## Reviewing for Math 2200 Exam 2

This informal document is intended to help you study, and inform you of additional resources that are available. I don't guarantee that it is complete -- please inform me if you feel something important is missing.

### Main topics

• Statistical significance -- centers vs spread
• Linear methods
• shapes required
• of the scatterplot (straight enough, equal spread, no curves, etc)
• of the residual plot (cloudlike, equal spread, no curves, etc)
• R2 and its relationship to variance
• residuals definition and meaning
• outliers, influence, and leverage
• What to do with outliers and when
• extrapolating
• lurking variables
• Finer methods
• splitting data into groups -- cat-quant-quant comparison
• straightening data with reexpression
• Reexpressing data
• Methods:
• 'ladder' of powers -- common reexpressions
• log-log for scatterplots when all else fails
• common reexpressions situations
• sqrt for counts
• log for things that grow exponentially
• reciprocal for ratios
• with multiple variables, try picking a reexpression that makes sense for each separately
• Goals:
• scatterplot -- quant-quant -- straighten, even up spread
• (can't straighten if it goes up and then down)
• single variable -- quant -- make normal-shaped, eg symmetric
• (can't if bimodal, split into subgroups instead)
• side-by-side boxplots -- cat-quant -- make spreads similar, so we can compare differences fairly
• Randomness and probability
• how to get random numbers
• random simulations (and the TI)
• Probability axioms
• 0 <= P(A) <= 1
• P(sample space) = 1
• P(not A) = 1 - P(A)
• mutually exclusive A and B: P(A or B) = P(A) + P(B)
• independent A and B: P(A and B) = P(A) * P(B)
• conditional probability
• definition: P(A | B) = P(A and B) * P(B)
• idea
• relationship with independence
• expected value E(X) -- center
• (standard deviation)
• Cov(X, Y) and correlation -- relatedness (independent or not?)
• rules for computing with E and Var
• Sampling
• randomly (as possible) / avoid bias
• population parameters vs sample statistics
• Methods:
• simple random
• stratified
• clustered
• systematic
• multistage -- one then another
• Experiments
• randomize, and control (incl. blocking)
• blinding, double-blinding, and placebos
• confounding variables

### Finding practice problems

First: you should do the suggested problems from the schedule! About half of the exam will be taken directly from the suggested problems, so working these is the best thing you can do to study.

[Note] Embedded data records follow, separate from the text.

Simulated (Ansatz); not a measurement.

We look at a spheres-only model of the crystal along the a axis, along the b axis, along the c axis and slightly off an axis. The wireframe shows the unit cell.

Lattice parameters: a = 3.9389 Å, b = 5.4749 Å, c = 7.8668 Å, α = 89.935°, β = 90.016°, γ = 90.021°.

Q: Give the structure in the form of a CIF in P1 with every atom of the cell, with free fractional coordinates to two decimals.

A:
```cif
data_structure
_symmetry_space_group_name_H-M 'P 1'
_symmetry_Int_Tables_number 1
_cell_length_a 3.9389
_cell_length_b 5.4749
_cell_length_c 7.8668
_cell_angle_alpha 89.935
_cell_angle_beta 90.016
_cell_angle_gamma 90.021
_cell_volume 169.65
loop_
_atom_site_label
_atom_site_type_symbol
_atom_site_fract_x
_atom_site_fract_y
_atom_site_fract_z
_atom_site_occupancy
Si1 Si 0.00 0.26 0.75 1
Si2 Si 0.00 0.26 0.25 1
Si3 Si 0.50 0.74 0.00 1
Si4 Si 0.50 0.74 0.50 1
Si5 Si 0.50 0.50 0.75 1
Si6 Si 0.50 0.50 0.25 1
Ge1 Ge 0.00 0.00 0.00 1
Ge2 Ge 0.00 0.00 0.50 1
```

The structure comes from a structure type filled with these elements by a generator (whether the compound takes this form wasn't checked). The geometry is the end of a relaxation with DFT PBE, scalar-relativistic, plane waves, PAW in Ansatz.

Next: you may want to look at the old exams. Do this less because they're such good practice problems, and more to get a sense of what a multiple-choice statistics exam might look like, or at least has looked in the past.

If you still want more, then:
If you're using the book, it has a lot of problems in it that were not assigned, and almost all of them are appropriate and worthwhile to think about.
If you're using MyStatLab, then there is a link at left from the main page: "STUDY PLAN". This will take you to additional practice problems. As usual, MyStatLab will tell you if you've done them correctly.
(Please note that you can also browse the textbook online in MyStatLab by following the "Chapter Contents" link from the main page, and look at the problems in the textbook, etc.)

### Getting help

I will (personally) be holding a review session at a time and place TBA (but most likely Monday 8-10pm someplace). Come with thoughtful questions, or come to listen to the thoughtful questions of your peers.
I'll have my usual office hours Tuesday 12 - 2 PM.
I'll have some limited availability other times Monday and Tuesday afternoons for appointments. Akshay will unfortunately not be available this time around, although he will answer emailed questions about the homework or other topics. Email either of us (or stop by my office) to make an appointment and come talk.